Meanwhile, in Dorfman’s play there is a peaceful resolution. Gerardo and Paulina are at a concert hall facing a mirror. After the end, they go out and chat with some of the audience. Gerardo says that he is pleased with the Final Report of the Commission. He says that “people are acting with extreme generosity, without the hint of seeking a personal vendetta” (Dorfman 45). He also relates one testimony of an old woman who had been searching for her husband and who had burst into tears due to being asked to sit down, as this was the first time in years she had been asked to sit down. Roberto, who could be real or an illusion, enters and watched Paulina from a distance. Gerardo and Paulina sit down, and Death and the Maiden plays. Paulina turns and looks at Roberto, and they stare for a moment before she looks back at the stage (Dorfman 46). The couple are now living their normal lives, going to the concert hall. Paulina no longer has a vendetta against Roberto. The fact that he could be real or not means that Paulina is no longer intimidated by either the memory or the person of Roberto. That is why she can listen to Death and the Maiden without any problems: she has beaten her trauma. She is like the maiden, now dancing on equal footing with Death and no longer intimidated by him. And she did it without revenge, the same way that the commission of the nation of Chile is objectively seeking the truth without vengeance. There may not be true justice, as there has to be a compromise with the government. But at the same time, the truth getting out there will help in obtaining justice for the nation and healing it. It may be a less than ideal resolution, but it creates a peaceful environment.

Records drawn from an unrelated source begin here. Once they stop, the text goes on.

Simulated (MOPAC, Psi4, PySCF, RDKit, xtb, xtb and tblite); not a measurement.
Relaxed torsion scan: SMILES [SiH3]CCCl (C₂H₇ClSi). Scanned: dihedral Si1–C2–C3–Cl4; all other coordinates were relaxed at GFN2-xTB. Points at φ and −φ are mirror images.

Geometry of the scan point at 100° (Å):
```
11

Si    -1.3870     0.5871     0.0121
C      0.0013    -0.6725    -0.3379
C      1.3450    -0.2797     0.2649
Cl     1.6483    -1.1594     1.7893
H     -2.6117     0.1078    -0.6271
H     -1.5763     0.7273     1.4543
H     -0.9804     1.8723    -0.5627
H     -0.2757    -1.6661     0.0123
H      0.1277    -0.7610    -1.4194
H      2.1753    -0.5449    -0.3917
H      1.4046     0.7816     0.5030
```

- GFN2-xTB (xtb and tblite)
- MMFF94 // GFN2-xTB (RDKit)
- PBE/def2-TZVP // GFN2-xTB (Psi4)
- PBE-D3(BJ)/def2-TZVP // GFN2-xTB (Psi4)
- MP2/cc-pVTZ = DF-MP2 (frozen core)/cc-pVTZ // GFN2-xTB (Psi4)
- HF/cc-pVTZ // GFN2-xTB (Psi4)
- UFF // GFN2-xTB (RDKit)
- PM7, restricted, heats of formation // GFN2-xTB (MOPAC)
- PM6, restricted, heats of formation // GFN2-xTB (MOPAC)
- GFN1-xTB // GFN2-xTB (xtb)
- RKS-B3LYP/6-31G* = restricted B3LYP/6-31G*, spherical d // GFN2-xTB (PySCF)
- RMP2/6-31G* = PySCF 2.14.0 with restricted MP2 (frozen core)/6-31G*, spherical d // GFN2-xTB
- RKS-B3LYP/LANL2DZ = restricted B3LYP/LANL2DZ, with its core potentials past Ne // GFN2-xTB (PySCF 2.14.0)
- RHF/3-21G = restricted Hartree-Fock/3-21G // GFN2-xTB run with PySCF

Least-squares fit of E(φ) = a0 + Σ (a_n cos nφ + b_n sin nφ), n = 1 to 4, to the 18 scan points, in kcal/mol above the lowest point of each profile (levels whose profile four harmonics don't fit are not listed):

Murder and Death and the Maiden are both plays set in tumultuous environments where the protagonists have injustices committed upon them. However, one of the protagonists chooses a violent vengeance, setting in motion a cycle of cyclical violence and conflict. The other protagonists forces out the truth from her tormenter then forgives him, knowing that would be enough. This leads to a peaceful resolution. The implications of this are that exposing the truth about an injustice is enough retribution for it, even if it may not be enough to remedy it, and that blind vengeance creates more problems than it solves. The results of the historical contexts of both plays are very different: Pinochet’s dictatorship was dissolved rather peacefully. Meanwhile, the Israeli-Palestinian conflict is ongoing and has lasted for nearly a century with both sides committing atrocities and compromise seeming less likely every day.

Works Cited

Dorfman, Ariel. Death and the Maiden. London: Nick Hern Books, 1992. Document.

Levin, Hanoch. “Murder.” Harshav, Barbara, translator. The Labor of Life: Selected Plays. Stanford University Press, 2003. 211-244. PDF.

Rokem, Freddie. “Narratives of Armed Conflict and Terrorism in the Theatre: Tragedy and History in Hanoch Levin’s “Murder”.” The Johns Hopkins University Press (2002): 555-73. Document.